The first row contains header information. This row provides descriptional text for each column of data. It tells us the data columns are laid out as follows from left-to-right:

  • ID - the empty column represents a unique identifier or row number of all the subsequent rows
  • RegDate - the date the user registered for the event
  • first_Name - their first name
  • last_Name - their last name
  • Email_Address - their email address
  • HomePhone - their home phone number
  • Street - their street address
  • City - their city
  • State - their state
  • Zipcode - their zipcode

The lack of consistent formatting of these headers models is not ideal when choosing to model your own data. These column names have been our extreme example of a poorly formed external service. Great applications are often built on the backs of such services.

We are interested in the ‘first_Name’ column. At the moment we have a string of text that represents the entire row. We need to convert the string into an array of columns. The separation of the columns can be identified by the comma ‘,’ separator. We want to split the string into pieces wherever we see a comma.

Ruby’s String#split allows you to convert a string of text into an Array along a particular character.

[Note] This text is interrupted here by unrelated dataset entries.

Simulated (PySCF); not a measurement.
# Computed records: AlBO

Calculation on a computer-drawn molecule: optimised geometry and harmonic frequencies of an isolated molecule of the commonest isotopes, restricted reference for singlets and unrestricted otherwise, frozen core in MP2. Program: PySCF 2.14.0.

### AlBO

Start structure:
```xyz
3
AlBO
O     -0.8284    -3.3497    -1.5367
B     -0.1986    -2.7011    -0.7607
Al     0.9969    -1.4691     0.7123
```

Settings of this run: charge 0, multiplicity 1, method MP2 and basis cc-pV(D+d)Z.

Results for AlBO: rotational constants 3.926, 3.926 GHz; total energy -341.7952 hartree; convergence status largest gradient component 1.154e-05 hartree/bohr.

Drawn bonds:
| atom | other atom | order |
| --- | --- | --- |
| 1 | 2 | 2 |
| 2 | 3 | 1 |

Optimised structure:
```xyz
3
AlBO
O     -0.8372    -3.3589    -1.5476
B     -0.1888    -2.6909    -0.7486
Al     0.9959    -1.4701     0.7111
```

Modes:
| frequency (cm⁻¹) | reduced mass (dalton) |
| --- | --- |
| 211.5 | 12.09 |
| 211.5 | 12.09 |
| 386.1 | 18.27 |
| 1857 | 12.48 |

By default when you send the split message to the String without a parameter it will break the string apart along a space “ “ character.

$lib/event_manager.rb
puts "EventManager initialized."

lines = File.readlines "event_attendees.csv"
lines.each do |line|
  columns = line.split(",")
  p columns
end

Within our array of columns we want to access our ‘first_Name’. This would be the third column or third element at the array’s second index columns[2].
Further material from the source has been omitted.